2341 Unpatentability Discovered

37 CFR 1.641 Unpatentability discovered by administrative patent judge.

(a) During the pendency of an interference, if the administrative patent judge becomes aware of a reason why a claim designated to correspond to a count may not be patentable, the administrative patent judge may enter an order notifying the parties of the reason and set a time within which each party may present its views, including any argument and any supporting evidence, and, in the case of the party whose claim may be unpatentable, any appropriate preliminary motions under §§ 1.633(c), (d) and (h).

(b) If a party timely files a preliminary motion in response to the order of the administrative patent judge, any opponent may file an opposition ( § 1.638(a)). If an opponent files an opposition, the party may reply ( § 1.638(b)).

(c) After considering any timely filed views, including any timely filed preliminary motions under § 1.633, oppositions and replies, the administrative patent judge shall decide how the interference shall proceed.

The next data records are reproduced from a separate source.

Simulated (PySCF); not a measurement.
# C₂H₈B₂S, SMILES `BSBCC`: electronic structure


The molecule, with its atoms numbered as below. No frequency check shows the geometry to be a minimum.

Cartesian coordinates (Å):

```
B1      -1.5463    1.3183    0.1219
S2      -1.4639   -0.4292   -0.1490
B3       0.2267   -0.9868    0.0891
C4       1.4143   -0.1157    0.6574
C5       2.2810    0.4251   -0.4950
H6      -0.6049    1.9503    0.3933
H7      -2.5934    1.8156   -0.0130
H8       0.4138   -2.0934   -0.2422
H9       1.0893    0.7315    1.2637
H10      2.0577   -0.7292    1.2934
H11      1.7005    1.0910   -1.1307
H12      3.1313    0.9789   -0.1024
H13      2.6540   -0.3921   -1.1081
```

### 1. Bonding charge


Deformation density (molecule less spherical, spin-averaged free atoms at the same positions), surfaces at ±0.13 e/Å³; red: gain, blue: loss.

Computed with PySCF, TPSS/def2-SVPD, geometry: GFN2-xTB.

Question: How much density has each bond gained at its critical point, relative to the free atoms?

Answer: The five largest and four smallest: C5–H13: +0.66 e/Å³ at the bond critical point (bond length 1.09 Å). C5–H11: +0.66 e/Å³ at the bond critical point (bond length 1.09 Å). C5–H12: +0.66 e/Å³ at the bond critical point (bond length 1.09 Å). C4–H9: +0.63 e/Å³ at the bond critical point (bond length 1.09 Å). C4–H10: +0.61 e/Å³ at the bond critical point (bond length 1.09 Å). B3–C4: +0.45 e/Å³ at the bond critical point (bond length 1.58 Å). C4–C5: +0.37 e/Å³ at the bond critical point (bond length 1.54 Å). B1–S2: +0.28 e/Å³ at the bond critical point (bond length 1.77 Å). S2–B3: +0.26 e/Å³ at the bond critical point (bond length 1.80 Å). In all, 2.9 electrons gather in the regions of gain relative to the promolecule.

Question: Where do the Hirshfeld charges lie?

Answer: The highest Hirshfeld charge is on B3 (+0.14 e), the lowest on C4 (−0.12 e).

If the examiner, while the interference is pending, discovers a reference or other reason which he or she believes would render one or more of the parties' claims corresponding to the count(s) unpatentable, the reference or other reason should be brought to the attention of the administrative patent judge in charge of the interference. The administrative patent judge will determine what action, if any, should be taken in the interference.